Re: [Haskell-cafe] ordNub

16 Oct 2013

      On 16/10/13 17:46, Yitzchak Gale wrote:
...
On Sun, Oct 13, 2013 at 6:25 PM, Niklas Hambüchen  wrote:
...
ordNub behaves has the same behaviour as nub, while (Set.toList .
Set.fromList) doesn't.
Perhaps you mean that they produce exactly the same
output when fully evaluated. But I doubt that their behavior
is *exactly* the same in every aspect. Given the differences
in strictness between sets and lists, can you prove that
nub and nubOrd have *exactly* the same strictness properties
in every possible case?
Yes. The elements are are evaluated in the same order as in `nub`.
We can see that by comparing the implementations.
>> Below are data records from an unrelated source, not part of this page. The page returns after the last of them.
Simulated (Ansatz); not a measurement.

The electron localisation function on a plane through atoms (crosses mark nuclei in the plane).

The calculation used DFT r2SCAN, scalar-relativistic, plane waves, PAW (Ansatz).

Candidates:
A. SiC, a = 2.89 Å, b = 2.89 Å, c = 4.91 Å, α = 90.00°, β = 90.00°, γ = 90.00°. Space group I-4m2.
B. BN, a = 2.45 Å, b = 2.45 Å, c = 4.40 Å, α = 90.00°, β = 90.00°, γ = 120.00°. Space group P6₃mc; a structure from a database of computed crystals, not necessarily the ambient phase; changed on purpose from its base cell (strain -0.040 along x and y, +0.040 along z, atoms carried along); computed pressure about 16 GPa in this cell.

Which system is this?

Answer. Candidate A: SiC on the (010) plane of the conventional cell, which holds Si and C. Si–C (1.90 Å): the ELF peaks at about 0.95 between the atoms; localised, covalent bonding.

If you have objects that need not be fully evaluated to use (==) on
them, and need not fully evaluated *in a different way* when using
`compare` on them, then of course the strictness properties are different.
That is why one function has "Eq a =>" and the other one "Ord a =>" at
the front.
...
...
...ordNub is *always* faster than nub, even for singleton lists.
This is also a claim that I doubt. You say that you tested the
case of singletons. How about this:
2 : replicate 100000 1 ++ [3]
Well, you could optimize for that by having nubOrd squeeze
runs of of equal elements in the input. But then how about
something like this:
[3,2,1] ++ take 100000 (cycle [3,2,1]) ++ [4]
Or variations on that, cycling some other fairly small number of
elements. Set containers must do extra comparisons, whereas
the of cost running down the first few hundred elements of a linked
list (as long as the compiler fuses the iteration down to a tight
loop in the output code and you remain within the cache) is near zero.
How could nubOrd be as fast as ord in these kinds of cases?
I make the following, really cool proposal:

* You add your test cases that you just mentioned to the benchmark list
in "ordnub.hs"
* run `cabal build`
* run `dist/build/ordnub/ordnub -o report.html`.

Then you will see that ordNub is, indeed, faster.
...
(as long as the compiler fuses the iteration down to a tight
loop in the output code and you remain within the cache)
Even though a list is conceptually simpler than a set, a list node and a
set node are not that different (as I explained in the last email).
Both have a content and a pointer to the next node. The only difference
is that the Set node is optimised with strictness and unboxing, and the
list one is not.
...
The only advantage of nubOrd
is for very large lists where the complexity advantage overtakes
the excellent constants of nub to provide better speed.
Sorry, I think this is absolutely invented.

What "excellent constants" do you mean?

How large are "very large lists"? I find lists of length 1000 a very
common case. An `n log2 n` algorithm is already 100 times faster on
those than an n² one.

I do not dispute that there exist n² algorithms that are faster than
others with better complexity for small inputs.

nub is not one of them.